Politics lite: shrunken conventions
Junkies who live for politics probably 
mourn the decision of ABC, CBS and NBC television to abandon gavel-to-gavel 
coverage and allot only three hours total each to the presidential nominating 
conventions.
The end to saturation coverage was 
inevitable. Conventions had become scripted entertainment extravaganzas with 
little or no suspense that audiences increasingly shunned and thus became risky 
business for TV. A third-rate murder trial draws more coverage and bigger 
audiences.
Cliff-hanging surprises on who would be 
the convention nominees vanished with primaries that pick party choices weeks 
ahead of conventions.
No heart-stoppers either about party 
platforms: They’re hammered out by platform committees well ahead of 
conventions. A few maverick state delegates are allowed to object for show, but 
their efforts are futile.
Americans who prefer sound bites no longer 
have the patience for dreary and droning convention speeches, for tiresome polls 
of delegates on credentials issues and for orchestrated floor demonstrations 
that erupt at the mention of an obscure politician’s name. 
(Of course, anything resembling terrorism 
at either convention could change TV’s role in an instant.)
Shrunken TV coverage doesn’t mean plenty 
of news isn’t available elsewhere.
When Democrats convene on Monday in Boston 
and Republicans in New York on Aug. 30, C-SPAN and other cable networks will be 
on duty. (For owners with special cable equipment, ABC television will broadcast 
convention news constantly on normally hidden digital subchannels.)
And for the first time, the new Internet 
rage, bloggers, will be credentialed to provide their own irreverent, sarcastic 
perspective online about the conventions.
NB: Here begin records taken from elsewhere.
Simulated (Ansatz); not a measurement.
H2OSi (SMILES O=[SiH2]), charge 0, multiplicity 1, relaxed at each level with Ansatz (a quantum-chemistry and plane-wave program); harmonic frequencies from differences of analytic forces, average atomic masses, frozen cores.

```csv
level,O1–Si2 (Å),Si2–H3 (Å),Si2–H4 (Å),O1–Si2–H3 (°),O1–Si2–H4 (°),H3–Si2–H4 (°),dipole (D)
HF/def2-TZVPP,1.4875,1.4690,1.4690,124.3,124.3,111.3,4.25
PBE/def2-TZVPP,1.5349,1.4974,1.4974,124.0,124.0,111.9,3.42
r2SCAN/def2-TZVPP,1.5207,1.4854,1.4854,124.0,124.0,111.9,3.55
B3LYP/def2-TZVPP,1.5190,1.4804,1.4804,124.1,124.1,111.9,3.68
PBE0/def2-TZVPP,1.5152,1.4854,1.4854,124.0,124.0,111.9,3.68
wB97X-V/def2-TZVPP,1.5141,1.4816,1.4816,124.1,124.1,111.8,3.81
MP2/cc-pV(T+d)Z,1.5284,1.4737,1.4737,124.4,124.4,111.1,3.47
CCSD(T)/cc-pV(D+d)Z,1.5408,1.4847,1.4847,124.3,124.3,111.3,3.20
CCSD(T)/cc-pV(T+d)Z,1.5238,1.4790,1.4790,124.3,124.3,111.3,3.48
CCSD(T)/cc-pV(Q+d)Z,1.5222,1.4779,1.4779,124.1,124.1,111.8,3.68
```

For those still reading newspapers, 
millions of words will flow out of Boston and New York to the pages of the 
country’s dailies and weekly magazines. Late night network comedians will also 
have their edgy and politically incorrect takes on the convention news, too.
Shrinking audiences that led to shrunken 
convention TV coverage parallel the shrinking turnout of voters in presidential 
elections. 
Over the last 70 years, the largest 
turnout was in 1960, at 62.8 percent of voters, for the race between John 
Kennedy and Richard Nixon, while the lowest was in 1996 in the three-way race 
between Democrat Bill Clinton, Republican Bob Dole and Independent Ross Perot at 
49 percent.
Not only do millions of Americans who’re 
eligible not register to vote, but those who do register turn out in dismaying 
low numbers. 
Low registration of eligible voters plus 
low turnout means a citizen minority decides who leads American government.